FINDINGS AND RECOMMENDATIONS
Petitioner proceeds with counsel, and seeks a writ of habeas corpus on behalf of his son, B.W., as "next friend." See 28 U.S.C. § 2254. Petitioner challenges his son's July 14, 2006 conviction for possession of a destructive device, which resulted in a sentence of 39 days time served and 180 days of probation. Dckt. No. 10 at 2.
Rule 4 of the Rules Governing § 2254 Cases requires the court to make a preliminary review of each petition for writ of habeas corpus. The court must dismiss a petition "[i]f it plainly appears from the petition and any attached exhibits that the petitioner is not entitled to relief . . . ." Rule 4, Rules Governing 2254 Cases; see also Hendricks v. Vasquez, 908 F.2d 490, 491 (9th Cir. 1990). After carefully reviewing the petition, as well as petitioner's July 30, 2010 response to the court's June 30, 2010 order, the court concludes that the petition must be dismissed on multiple grounds, as discussed below.
"[A] district court shall entertain an application for a writ of habeas corpus in behalf of a person in custody pursuant to the judgment of a State court only on the ground that he is in custody in violation of the Constitution or laws or treaties of the United States." 28 U.S.C. § 2254(a) (emphasis added). "Section 2254(a)'s 'in custody' requirement is jurisdictional and therefore it is the first question [to] consider." Bailey v. Hill, 599 F.3d 976, 978 (9th Cir. 2010) (quotations omitted). "Section 2254(a)'s 'in custody' requirement has been interpreted to mean that federal courts lack jurisdiction over habeas corpus petitions unless the petitioner is under the conviction or sentence under attack at the time his petition is filed. Id. at 978-79 (quotations omitted) (citing Resendiz v. Kovensky, 416 F.3d 952, 956 (9th Cir. 2005)). "The petitioner must be in custody at the time that the petition is filed . . . ." Id. at 979 (citing Carafas v. LaVallee, 391 U.S. 234, 238 (1968)).
It is well-established that "once the sentence imposed for a conviction has completely expired, the collateral consequences of the conviction are not themselves sufficient to render an individual 'in custody' for the purposes of a habeas attack upon it." Maleng v. Cook, 490 U.S. 488, 492 (1989).

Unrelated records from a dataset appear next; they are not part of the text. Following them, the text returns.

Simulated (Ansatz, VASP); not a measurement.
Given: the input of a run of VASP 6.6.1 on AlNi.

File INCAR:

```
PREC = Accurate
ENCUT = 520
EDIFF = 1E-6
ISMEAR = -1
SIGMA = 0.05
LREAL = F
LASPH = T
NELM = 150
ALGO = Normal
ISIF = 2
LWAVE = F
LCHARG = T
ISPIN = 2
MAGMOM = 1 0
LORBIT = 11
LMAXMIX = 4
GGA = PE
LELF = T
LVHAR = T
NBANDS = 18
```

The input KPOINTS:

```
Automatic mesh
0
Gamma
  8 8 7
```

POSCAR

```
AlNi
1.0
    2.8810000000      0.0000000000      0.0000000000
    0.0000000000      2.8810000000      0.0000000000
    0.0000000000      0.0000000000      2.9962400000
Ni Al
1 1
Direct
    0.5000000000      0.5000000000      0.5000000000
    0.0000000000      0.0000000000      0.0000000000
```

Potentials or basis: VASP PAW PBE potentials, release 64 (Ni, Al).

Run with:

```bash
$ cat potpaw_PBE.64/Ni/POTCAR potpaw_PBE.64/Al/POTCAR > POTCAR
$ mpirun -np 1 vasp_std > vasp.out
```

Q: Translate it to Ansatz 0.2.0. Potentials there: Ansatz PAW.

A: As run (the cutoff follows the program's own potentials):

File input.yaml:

Physical custody is not indispensable to confer jurisdiction. "History, usage, and precedent can leave no doubt that, besides physical imprisonment, there are other restraints on a man's liberty, restraints not shared by the public generally, which have been thought sufficient in the English-speaking world to support the issuance of habeas corpus." Jones v. Cunningham, 371 U.S. 236, 240 (1963). "[T]he boundary that limits the 'in custody' requirement is the line between a 'restraint on liberty' and a 'collateral consequence of a conviction.'" Williamson, 151 F.3d at 1183-84*fn1 (holding that a habeas petitioner challenging Washington's sex-offender registration law did not meet the "in custody" requirement because the law did not impose a significant restraint on the petitioner's liberty).
Bailey, 599 F.3d at 979. Thus, if a petitioner filed a petition while he was "in custody," his subsequent release would not necessarily deprive a federal court of subject matter jurisdiction nor would it render the petition moot. Carafas, 391 U.S. at 238.
As noted, petitioner challenges his son's July 14, 2006 conviction, which resulted in a sentence of 39 days time served and 180 days of probation. Dckt. No. 10 at 2. Thus, it appears that petitioner's son completed his sentence long before the instant habeas petition was filed. See Dckt No. 1 (original petition filed September 24, 2009). Therefore, jurisdiction turns on whether the conviction and sentence has merely collateral consequences, or whether the conviction and sentence impose a "restraint on liberty." Williamson, 151 F.3d at 1183; see, e.g., Jones, 371 U.S. at 243(parolee is "in custody" because, "[w]hile petitioner's parole releases him from immediate physical imprisonment, it imposes conditions which significantly confine and restrain his freedom . . . .").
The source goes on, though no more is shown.